‘Can’t they just throw some dirt on top of the snakes?’

Published 7:51 pm Thursday, October 4, 2012

Everyone needs to take a break every now and then.
Especially from the political ads, conventions, and know-it-all pundits.
Which is why I’ve begun watching ‘Property Brothers’ on HGTV, a channel I had to refrain from viewing owing to several dents in my “entertainment center,” a.k.a. bench, from shoes being hurled at the annoying people who go shopping for a new home in “International House Hunters” and end up alienating everyone they meet in their newly selected country because they can’t find an 18th-century chateau with a garbage disposal.
But “Property Brothers” is different – just. And it has nothing to do with the fact that the two hosts are devastatingly handsome with their lean, athletic bodies, gobs of thick, dark, hair and beautifully deep-set, penetrating eyes. Nothing. I’m just astonished to see anyone taller than me, besides Big Bird, on television. One is a real estate agent (shaves) and the other is a contractor (sexy stubble).
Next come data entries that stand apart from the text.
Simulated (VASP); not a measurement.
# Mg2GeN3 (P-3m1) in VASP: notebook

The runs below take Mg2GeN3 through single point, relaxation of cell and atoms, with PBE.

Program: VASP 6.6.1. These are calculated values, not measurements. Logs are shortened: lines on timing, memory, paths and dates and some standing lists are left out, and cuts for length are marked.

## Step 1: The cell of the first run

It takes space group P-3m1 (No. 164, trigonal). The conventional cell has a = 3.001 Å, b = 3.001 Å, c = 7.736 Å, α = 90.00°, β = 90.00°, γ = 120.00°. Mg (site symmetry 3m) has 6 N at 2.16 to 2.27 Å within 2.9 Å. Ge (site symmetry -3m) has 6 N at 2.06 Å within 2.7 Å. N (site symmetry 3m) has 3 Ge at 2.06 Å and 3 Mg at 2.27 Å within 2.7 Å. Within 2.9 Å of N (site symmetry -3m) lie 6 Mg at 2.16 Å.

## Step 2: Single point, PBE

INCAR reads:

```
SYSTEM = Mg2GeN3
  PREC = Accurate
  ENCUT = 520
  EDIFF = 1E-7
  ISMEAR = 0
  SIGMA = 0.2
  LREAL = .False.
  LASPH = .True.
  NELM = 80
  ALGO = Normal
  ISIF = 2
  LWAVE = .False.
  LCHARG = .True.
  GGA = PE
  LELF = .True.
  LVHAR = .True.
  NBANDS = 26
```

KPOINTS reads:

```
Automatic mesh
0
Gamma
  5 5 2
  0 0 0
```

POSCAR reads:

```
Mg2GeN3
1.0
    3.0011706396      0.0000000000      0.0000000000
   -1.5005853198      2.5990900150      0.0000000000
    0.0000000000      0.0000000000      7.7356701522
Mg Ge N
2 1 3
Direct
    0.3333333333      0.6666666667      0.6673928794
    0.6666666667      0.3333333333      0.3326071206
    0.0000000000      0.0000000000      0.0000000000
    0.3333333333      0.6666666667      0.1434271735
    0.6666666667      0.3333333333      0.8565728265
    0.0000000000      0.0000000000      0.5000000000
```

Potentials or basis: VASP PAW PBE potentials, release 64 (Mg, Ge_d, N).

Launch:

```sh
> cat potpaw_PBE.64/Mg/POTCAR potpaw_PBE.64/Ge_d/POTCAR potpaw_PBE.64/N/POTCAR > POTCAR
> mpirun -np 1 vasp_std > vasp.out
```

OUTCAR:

Well, I think it’s a sexy stubble. Paul says if I like that then I must have thought Jed Clampett was really hot.
The gist of the show is this: each week, an incredibly naive couple (who, evidently, have never looked at a real estate listing in their lives) sit down and give the brothers a list of their “must haves.” Generally, it goes something like this:
“Well, we have a child, now, so, we’re going to need at least four bedrooms. We want an open planned living area with a huge kitchen, granite work tops and stainless appliances. We really enjoy entertaining and we have a dog, so we need a huge back yard, fencing, and, because we want to be close to great restaurants and shops, it needs to be close to the city, but we’d also like to be near a park.”
“Okay, great. What’s your budget?”
“About $200,000.”
The other thing I find appealing about these brothers is that, upon hearing the budget, I’ve never seen them reach across the table and yank a handful of hair out of the collective couple’s heads.
So now the brothers are given the opportunity to be somewhat cruel. They find a home with all the “must haves” and it’s to die for: brand new, lavishly appointed, sitting upon an enormous landscaped lot. They trail silently as the couple exclaim, “This is perfect! Oh, my gosh, look at these oak floors! Oh! I love these countertops! That is the biggest walk-in closet I’ve ever seen!” And then they break their hearts by saying, “And all of this can be yours for a million bucks.”
“What? That’s so mean! Why would you show us something that you know is way over our budget?”
“To show you that you are never going to find what you want for your budget. Your only option is to buy a cheap, nasty crack-house, and let me completely remodel it to give you the home of your dreams.”
Now, this happens every single show. So you would think by now, that if you were chosen to appear on “Property Brothers,” you would know you’re going to be taken to one of the Romney’s homes and thus be prepared, so you could say something like, “Well, this is nice, but I’m sick of Viking ranges and elevators. What else ya got?”
What follows are a couple of viewings of really awful houses. And this is when I begin easing off my shoe, because these people, particularly the women, seem entirely incapable of seeing past the dated decor and observing the bones of the house. While Drew, the agent, points out all the bedrooms and the size of the kitchen, and John notes how he can easily knock out that wall to make the entire living area enormous, all we hear is the whining: “Ugh, I can’t stand this carpet. Gross, look at that wallpaper.”
The brothers then show them, via computer imaging, how they can turn each house they’ve viewed into something worthy of “Architectural Digest.” They show how the house can be bought, completely remodeled and still come in under budget. And one is always pretty far under budget, so there’s lots of financial wiggle room if they encounter problems when they start gutting the place, like dangerous wiring or rotted joists or a basement filled with snakes.
But the couple always, always, goes for the more expensive choice with absolutely no cash in reserve and I have to get up and go through my closet to find a boot because, naturally, snakes are found and it’s going to cost thousands to have them removed and the couple starts weeping about how they can’t afford this yet refuses to make any sacrificial cuts to the kitchen in order to keep their high-end appliances, and can’t they just throw some dirt on top of the snakes?
By the miracle of television, all is resolved in 23 minutes, the house always turns out magnificently and everyone shares a group hug. But I’m so aggravated that the couple never chooses the house that I decide is the most appropriate one for their needs that I’m gnawing my knuckles in frustration and yelling things like, “I could have told you there would be snakes! But do you listen? Noooooo!”
I’m going to have to go back to watching politics to calm down.